1

During synchronization of data between two systems, the data needs to be processed in a specific order due to dependencies in the target system. Data retrieved from the source system is not ordered in the needed order.

Using Sort-Object to sort alphabetically won`t work in this case:

$a | Sort-Object

Hence, a regular expression which extracts letters and numbers to use for sorting purposes is needed.

Sample data illustrating the data structure:

$a = @('K1 Lorem ipsum','K2-2-2-1 Lorem ipsum','K1-1 Lorem ipsum','K2-7 Lorem ipsum','K1-1-1 Lorem ipsum','K1-4-2-8 Lorem ipsum','K2a Lorem ipsum','K2a-1 Lorem ipsum','K2a-1-1 Lorem ipsum','K2a-1-1-1 Lorem ipsum','K2-2-2-2 Lorem ipsum')

$a | Sort-Object

Required output:

  • K1 Lorem ipsum
  • K1-1 Lorem ipsum
  • K1-1-1 Lorem ipsum
  • K1-4-2-8 Lorem ipsum
  • K2-2-2-1 Lorem ipsum
  • K2-2-2-2 Lorem ipsum
  • K2a Lorem ipsum
  • K2a-1 Lorem ipsum
  • K2a-1-1 Lorem ipsum
  • K2a-1-1-1 Lorem ipsum
  • K2-7 Lorem ipsum

Actual output:

  • K1 Lorem ipsum
  • K1-1 Lorem ipsum
  • K1-1-1 Lorem ipsum
  • K1-4-2-8 Lorem ipsum
  • K2-2-2-1 Lorem ipsum
  • K2-2-2-2 Lorem ipsum
  • K2-7 Lorem ipsum
  • K2a Lorem ipsum
  • K2a-1 Lorem ipsum
  • K2a-1-1 Lorem ipsum
  • K2a-1-1-1 Lorem ipsum

Any pointers to get started with the regular expression needed to create a custom object for sorting purposes would be appreciated.

Update 2019-10-10:

Thanks guys, and sorry for the lack of information.

What I had tried before posting, but did not include as I felt I was going into a wrong direction:

$a = @('K1 Lorem ipsum','K2-2-2-1 Lorem ipsum','K1-1 Lorem ipsum','K2-7 Lorem ipsum','K1-1-1 Lorem ipsum','K1-4-2-8 Lorem ipsum','K2a Lorem ipsum','K2a-1 Lorem ipsum','K2a-1-1 Lorem ipsum','K2a-1-1-1 Lorem ipsum','K2-2-2-2 Lorem ipsum')

Foreach($b in $a){
    $null = $b.Name -match '(\D+)(\d+)'
    [PSCustomObject]@{
        Original = $b.Name
        Letters = $Matches[1]
        Number1 = [int]$Matches[2]
    }
}

I`ll make sure to include it anyway the next time.

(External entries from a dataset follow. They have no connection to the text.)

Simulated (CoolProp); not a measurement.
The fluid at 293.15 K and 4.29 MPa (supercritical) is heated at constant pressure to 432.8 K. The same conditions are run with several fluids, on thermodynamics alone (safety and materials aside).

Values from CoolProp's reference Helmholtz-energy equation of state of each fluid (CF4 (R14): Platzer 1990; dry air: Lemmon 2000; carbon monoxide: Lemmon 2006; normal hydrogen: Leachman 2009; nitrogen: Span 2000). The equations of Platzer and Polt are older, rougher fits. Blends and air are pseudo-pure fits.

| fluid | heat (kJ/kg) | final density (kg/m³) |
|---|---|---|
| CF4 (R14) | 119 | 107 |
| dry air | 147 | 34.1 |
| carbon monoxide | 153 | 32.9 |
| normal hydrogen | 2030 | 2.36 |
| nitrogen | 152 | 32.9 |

Here is a screenshot from the actual source structure (a Sharepoint Term Store).

Required output should be the same as the screenshot:

  • K1 Lorem ipsum
  • K1-1 Lorem ipsum
  • K1-1-1 Lorem ipsum
  • K1-4-2-8 Lorem ipsum
  • K2a Lorem ipsum
  • K2-5 Lorem ipsum
  • K2-5a Lorem ipsum
  • K2-5b Lorem ipsum
  • K2-5c Lorem ipsum
  • K2-5c-1 Lorem ipsum
  • K2-5c-2a Lorem ipsum
  • K2-5c-2b Lorem ipsum
  • K2-5c-2b-1 Lorem ipsum
  • K2-5c-2b-2 Lorem ipsum
  • K2-6 Lorem ipsum
  • K2-7 Lorem ipsum
  • K2b Lorem ipsum
  • K2b-1 Lorem ipsum
  • K2b-1-1 Lorem ipsum
  • K2b-1-2 Lorem ipsum

The same list in PowerShell (randomized)

$a = @(

'K2-5c-2b-1 Lorem ipsum'
'K1-1-1 Lorem ipsum'
'K1-4-2-8 Lorem ipsum'
'K2-5b Lorem ipsum'
'K2-7 Lorem ipsum'
'K2a Lorem ipsum'
'K2-5 Lorem ipsum'
'K2-5c-2b Lorem ipsum'
'K1-1 Lorem ipsum'
'K2-5a Lorem ipsum'
'K1 Lorem ipsum'
'K2-5c Lorem ipsum'
'K2-6 Lorem ipsum'
'K2-5c-1 Lorem ipsum'
'K2b-1-1 Lorem ipsum'
'K2-5c-2a Lorem ipsum'
'K2-5c-2b-2 Lorem ipsum'
'K2b Lorem ipsum'
'K2b-1 Lorem ipsum'
'K2b-1-2 Lorem ipsum'
)

The sorting criterias:

  • Numbers in tokens (such as K2) should be sorted numerically
  • Sort on number followed by letter. For example, K2a should be sorted before K3. Also, K2b should be sorted after K2a, but before K3.
  • Depth matters, for example K2a comes before K2-5.
  • When on the same depth level, numbers without a following letter should come first. For example, K2-5 comes before K2-5a.
  • 1
    [regex-tutorial-a-simple-cheatsheet-by-examples](https://medium.com/factory-mind/regex-tutorial-a-simple-cheatsheet-by-examples-649dc1c3f285) is a good tutorial and [regex101.com](https://regex101.com) is good at testing / experimenting – T-Me Oct 10 '19 at 12:36
  • 2
    I think you should explain what are the criteria for sorting. For example, I have no idea why `K2a-*` is before `K2-7` but after `K2-2-*`. Also, showing what you already tried (meaning you put some effort) usually increases chances for getting better answers. – Robert Dyjas Oct 10 '19 at 12:42
  • 1
    Specifically, please clarify the following: should the numbers in tokens such as `K2` also be sorted numerically? What about `K2a` then? Should sorting account for the number-only tokens (e.g. `1`, `2`, `4`) _individually_, or should something like `4-2-8` be sorted as `428`? With individual sorting, should missing tokens be considered `0`? – mklement0 Oct 10 '19 at 14:55

4 Answers4

0

The exact requirements are unclear as of this writing, but in the spirit of:

Any pointers to get started with the regular expression needed to create a custom object for sorting purposes would be appreciated

the following solution does the following:

  • For sorting purposes, it transforms each input string with number-only components 0-left-padded to a fixed width, so that sorting by the resulting string effectively sorts the embedded number numerically.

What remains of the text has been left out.